Not that there weren't glitches. Mr. Rock, the Intel founding chairman, says he initially objected to Mr. Macklin's plan to make Intel one of the first companies to move over to the new national market. Together with Mr. Moore, Mr. Rock made his case to the Nasdaq president during lunch at the Bankers' Club in San Francisco's Bank of America building.

"I just didn't know what would happen, and wanted to know why couldn't we be second," Mr. Rock says. "I just hate to be first in anything." But Mr. Macklin insisted, and Mr. Rock says he had no choice but to accede.

Mr. Macklin recalls the conversation somewhat differently: He says Mr. Rock was concerned about trading liquidity on the national market. Mr. Macklin laid those fears to rest. In any case, the transition went smoothly.

Join the Discussion: What do you think is responsible for the volatility of technology stocks? What influence do you think they have on the rest of the market?

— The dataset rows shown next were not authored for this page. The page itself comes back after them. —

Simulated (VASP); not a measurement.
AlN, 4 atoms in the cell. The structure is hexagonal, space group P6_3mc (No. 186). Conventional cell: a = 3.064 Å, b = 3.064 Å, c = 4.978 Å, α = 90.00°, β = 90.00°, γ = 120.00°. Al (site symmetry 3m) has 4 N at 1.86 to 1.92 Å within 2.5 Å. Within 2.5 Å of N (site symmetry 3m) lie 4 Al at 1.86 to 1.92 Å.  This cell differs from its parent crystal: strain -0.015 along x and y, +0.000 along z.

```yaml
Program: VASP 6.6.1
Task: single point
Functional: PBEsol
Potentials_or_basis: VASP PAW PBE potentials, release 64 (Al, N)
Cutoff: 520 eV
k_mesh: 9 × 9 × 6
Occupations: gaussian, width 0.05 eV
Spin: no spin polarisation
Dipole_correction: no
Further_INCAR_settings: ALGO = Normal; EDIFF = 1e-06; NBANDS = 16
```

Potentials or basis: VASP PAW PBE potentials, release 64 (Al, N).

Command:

Meantime, the Big Board was taking notice of the competition. In 1984, the NYSE relaxed its stringent rules to permit IPOs on the exchange for the first time. "There was a realization that we were missing out on the opportunity to list some truly great companies," says Robert Zito, a senior vice president of the New York exchange. "If in the late '70s and early '80s our IPO program had been in place, some of those great names would be trading on the NYSE."

The Big Board also stepped up its attempts to woo new high-tech stars such as Intel. Intel Treasurer Arvind Sodhani, who also serves on the board of the NASD, characterizes those efforts as "frequent and persistent," but declines to describe them further. A Big Board spokesman says the exchange won't comment on specific conversations with companies.

But Intel wasn't interested in moving. Its officials thought the computerized Nasdaq offered their stock higher liquidity and more efficient trading. Many Silicon Valley executives were also put off by the Big Board's main draw: prestige. "The NYSE long treated high-tech companies with what best might be called benign neglect, and continually delivered the message that we were unworthy of being listed," says Bill Davidow, a former Intel official and now a venture capitalist.

(Whatever its past attitude toward technology companies, the Big Board today lavishes attention on them.)

What's more, Intel officials, who would readily bet the company's future on each new generation of chip, balked at what they considered the high cost and overly restrictive requirements of the NYSE. Chief among their complaints was a Big Board rule that made it all but impossible for a listed company to leave the exchange; that rule is still in place, although it was loosened earlier this year so that companies that want to delist only need the approval of their boards, rather than a full shareholder vote. And because the New York exchange would funnel all trades of Intel shares through a single exchange dealer known as a specialist, Mr. Rock rejected the notion of locking Intel into something he feared might not be in its best interest.

"I said that's very good, but we ain't buying," Mr. Rock says. "We said, we don't want to spend the money to list. If we do get a specialist who isn't any good, then we can't delist. So to hell with them."

To be sure, the Big Board hasn't lost cachet, even with Nasdaq's gains in reputation. The NYSE has 3,066 listed companies, vs. Nasdaq's 4,845, but the total market value of NYSE-listed firms is $11.7 trillion, vs. $3.36 trillion for Nasdaq-listed companies. Last year, 71 companies abandoned Nasdaq for the Big Board; another 38 jumped this year.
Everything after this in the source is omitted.